# The Fourth Dimension



## EvilCrazyMonkey (Sep 27, 2008)

So I was screwing around on Wikipedia today during my newspaper class and stumbles upon these articles:

http://en.wikipedia.org/wiki/Fourth_dimension
http://en.wikipedia.org/wiki/Tessaract
http://en.wikipedia.org/wiki/Category:4-dimensional_geometry

This is pretty interesting. Nearly caused my brain to implode at first, though. Fun if you're nerdy like me.

edit:
this really helps understanding the fourth dimension: http://www.math.union.edu/~dpvc/math/4D/welcome.html


----------



## Icalasari (Sep 27, 2008)

...How does one even begin to IMAGINE what this stuff would look like? Our minds think in 3-D, not 4-D x.x


----------



## Diz (Sep 27, 2008)

I don't know, but when you are tired, it's fun to make your head hurt. 
*Points at A Wrinkle in Time* How would one go about making a tesseract happen?


----------



## Twilight Dragon (Sep 27, 2008)

Lol, just showed this to my dad and I described it as a "weird square thingy" XD

I can't even begin to imagine a fourth dimension D:


----------



## Diz (Sep 27, 2008)

Can anyone really?


----------



## Icalasari (Sep 27, 2008)

_Ditto_ said:


> Can anyone really?


Yes, or else we wouldn't have the concept


----------



## shadow_lugia (Sep 27, 2008)

I always imagined a fourth dimension as some kind of inverted first demension.

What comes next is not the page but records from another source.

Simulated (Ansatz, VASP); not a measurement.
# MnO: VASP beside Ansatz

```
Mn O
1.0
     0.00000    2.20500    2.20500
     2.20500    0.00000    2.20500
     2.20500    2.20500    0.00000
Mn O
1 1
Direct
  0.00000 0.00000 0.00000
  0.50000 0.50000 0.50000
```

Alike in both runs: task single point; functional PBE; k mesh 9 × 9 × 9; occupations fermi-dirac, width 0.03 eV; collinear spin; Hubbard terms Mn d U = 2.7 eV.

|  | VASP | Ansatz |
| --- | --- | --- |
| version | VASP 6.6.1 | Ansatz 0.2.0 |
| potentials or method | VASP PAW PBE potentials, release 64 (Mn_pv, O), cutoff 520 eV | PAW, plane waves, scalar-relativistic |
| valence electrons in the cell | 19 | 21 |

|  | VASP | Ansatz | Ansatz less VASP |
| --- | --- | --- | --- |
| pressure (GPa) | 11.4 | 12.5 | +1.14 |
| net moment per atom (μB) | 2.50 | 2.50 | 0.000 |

Either way, that stuff looks awesome. Wonder what the fifth demension is, if most imagine the fourth as time. Perhaps it's a kind of anti-time: something that slows time down and prevents it from going all at once.


----------



## Icalasari (Sep 27, 2008)

shadow_lugia said:


> I always imagined a fourth dimension as some kind of inverted first demension.
> 
> Either way, that stuff looks awesome. Wonder what the fifth demension is, if most imagine the fourth as time. Perhaps it's a kind of anti-time: something that slows time down and prevents it from going all at once.


Apparently, the 3rd dimension would be considered time in the 2nd dimension. So, I don't even think we could experience the 5th dimension at all


----------



## #1 bro (Sep 27, 2008)

I highly recommend this.


----------



## Eevee (Sep 27, 2008)

Time is not a spatial dimension, for obvious reasons.  If anything, I would call it the zeroth, as it would be present in a universe regardless of the number of spatial dimensions.

I can somewhat imagine a fourth dimension using a timeline as a parallel, but not so well a fifth.


----------



## Zhorken (Sep 27, 2008)

though it _would_ be cool if time were the fourth dimension because we'd get to obsolete the second in favour of the cm^4.  I'd hope.


----------



## Eevee (Sep 27, 2008)

It's still part of space-time, but as a rather unique axis I don't think it's sensible to lump it in either way.  :(


----------



## OrangeAipom (Sep 27, 2008)

Zeta Reticuli said:


> I highly recommend this.


I don't think there's enough matter for that.


----------



## Zhorken (Sep 27, 2008)

well really it's just that I don't like the second.  :(


----------



## Alxprit (Sep 27, 2008)

Sigh... man. I feel like understanding this could lead to some very revolutionary discoveries, but... it seems impossible to fathom.


----------



## PK (Sep 28, 2008)

i like to read this kind of stuff and attempt to wrap my head around it. I fail miserably.


----------



## @lex (Sep 28, 2008)

Randomly searching Wikipedia for interesting subjects is great :3

When I look at the rotating tessaract, it looks like the inner cube just comes out of the outer and grows while the outer shrinks, and yeah... Is that supposed to be, or am I just missing something? :<

Anyway, these stuff are great fun :3


----------



## EvilCrazyMonkey (Sep 28, 2008)

@lex said:


> Randomly searching Wikipedia for interesting subjects is great :3
> 
> When I look at the rotating tessaract, it looks like the inner cube just comes out of the outer and grows while the outer shrinks, and yeah... Is that supposed to be, or am I just missing something? :<
> 
> Anyway, these stuff are great fun :3


I think they've got an article on 4D rotation but I can't be arsed to find it.

Rotation in the _n_th dimension is around an _n_-2 dimensional object. For example, 2D shapes rotate around points (zero-dimensional), 3D objects rotate around an axis (1D), and a tesseract would rotate around a plane (2D). The actual mechanics of the rotation I'm not entirely sure, but I think it involves going back and forth perpendicular to the plane.


----------